Muslims who set up a proselytizing for Islam booth at a Christmas market have been told to shut it down after worried locals concerned about security complained to the town hall.
UK Express The Christmas market in the town of Rüdesheim on the Rhine, Germany, is a popular tourist destination famed for its festive atmosphere, which traditionally features stalls selling mulled wine, frankfurters and gifts.
But members of the Ahmadiyya Islamic community set up an information booth this year which has offended locals who complain that the stand is not in-fitting with the spirit of Christmas.
Local residents confronted the Muslims operating the stall at Rüdesheim town hall and asked them to vacate the market. One outraged resident said: “This does not belong at a Christmas market!”
Although some members of the Rüdesheim community have complained to police, law enforcement does not have the power to force the operators of the stand to close the booth.
The stand’s operators attended the the town hall meeting, where they were asked to vacate because of the “danger potential due to the violent public reactions.” Local people argued that a stand “which is obviously a question of the Koran design” does not belong at a Christmas market.

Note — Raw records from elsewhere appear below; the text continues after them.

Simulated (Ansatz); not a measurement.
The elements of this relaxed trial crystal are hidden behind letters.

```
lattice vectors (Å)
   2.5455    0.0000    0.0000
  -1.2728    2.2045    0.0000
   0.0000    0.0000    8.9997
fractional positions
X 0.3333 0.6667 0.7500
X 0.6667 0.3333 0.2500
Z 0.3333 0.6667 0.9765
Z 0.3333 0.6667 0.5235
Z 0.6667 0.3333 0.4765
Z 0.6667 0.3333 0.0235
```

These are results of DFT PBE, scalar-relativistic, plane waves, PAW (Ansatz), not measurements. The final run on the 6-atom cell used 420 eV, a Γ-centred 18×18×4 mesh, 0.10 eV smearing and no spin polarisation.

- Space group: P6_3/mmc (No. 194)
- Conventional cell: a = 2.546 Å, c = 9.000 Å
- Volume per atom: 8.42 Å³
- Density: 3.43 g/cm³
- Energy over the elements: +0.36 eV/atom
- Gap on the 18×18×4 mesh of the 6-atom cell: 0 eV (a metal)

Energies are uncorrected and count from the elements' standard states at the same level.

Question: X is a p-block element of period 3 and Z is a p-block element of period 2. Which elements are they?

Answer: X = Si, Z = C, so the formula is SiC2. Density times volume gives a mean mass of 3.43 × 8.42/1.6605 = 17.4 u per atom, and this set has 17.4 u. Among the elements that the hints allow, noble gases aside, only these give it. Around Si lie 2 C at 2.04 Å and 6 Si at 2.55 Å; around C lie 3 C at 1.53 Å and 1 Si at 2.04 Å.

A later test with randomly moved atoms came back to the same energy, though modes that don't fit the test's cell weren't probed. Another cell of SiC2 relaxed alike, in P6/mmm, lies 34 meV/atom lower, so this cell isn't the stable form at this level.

But Rüdesheim mayor Volker Mosler – from Angela Merkel’s CDU party – hit out at complainants. He said: “I am absolutely amazed there is so much intolerance.”
Representatives of the Ahmadiyya community argued they want to raise awareness of their religion as a way of promoting inclusion and harmony during the Christmas season. (No, as a way imposing their death cult on Christians)
Germans have slammed the stall on Twitter, with @johanstressmann writing: “In Rüdesheim, the Muslim Ahmadiyya can spread their ideology on the Christmas market. The sheep are not so stupid.” Another blasted: “Muslim propaganda on Christmas market in Rüdesheim!”